Abby L. Harvey
GHG Monitor
6/5/2015
With Mitsubishi Heavy Industries having scaled up its carbon capture technology to commercial scale for NRG Energy’s Petra Nova WA Parish project outside of Houston, Texas, the project manager for the Petra Nova effort said this week that if the project is a success, it may serve to quiet arguments that carbon capture and storage is not commercially viable. “EPA wants to regulate, and the utilities are coming back saying it’s not commercial,” project manager Dale Wilterdink said this week at an event hosted by the United States Energy Association. “It’s one reason for the WA project that the [Department of Energy] has added some funding to the project because they very much want to keep a hand in and be very much aware of what’s going on. As part of that funding they’re getting a lot of data information from our project and I think that that’s being fed back to the EPA and is trying to provide the data to say [it’s commercial].”

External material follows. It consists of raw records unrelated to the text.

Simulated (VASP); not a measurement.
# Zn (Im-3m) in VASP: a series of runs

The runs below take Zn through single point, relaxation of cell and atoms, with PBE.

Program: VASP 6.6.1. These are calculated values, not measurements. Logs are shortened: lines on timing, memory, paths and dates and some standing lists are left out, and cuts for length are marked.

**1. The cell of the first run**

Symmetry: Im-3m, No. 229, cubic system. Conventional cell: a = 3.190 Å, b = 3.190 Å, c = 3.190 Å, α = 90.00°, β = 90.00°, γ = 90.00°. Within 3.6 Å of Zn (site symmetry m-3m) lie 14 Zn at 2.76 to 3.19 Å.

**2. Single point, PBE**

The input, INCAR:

The Petra Nova project, which broke ground in September 2014, will capture approximately 1.6 million tons of CO2 annually from an approximately 240 megawatt (MW) slipstream of flue gas from W.A. Parish Unit 8. This equates to a 90 percent capture rate. The project stands to be the world’s largest post-combustion carbon capture facility installed on an existing coal plant. The CO2 captured will be transported roughly 80 miles via pipeline to the West Ranch oil field, which NRG has purchased a stake in. There it is expected that the CO2, which will be used for enhanced oil recovery, will enable the procurement of approximately 60 million barrels of oil.
Construction continues at the project with no indication of delays. “We’re scheduled to start probably running flue gas through in October and be commercial in December of next year,” Wilterdink said. “Right now engineering is about 90 percent complete and construction is a little over 15 percent complete on the project so there’s a lot going on out there.”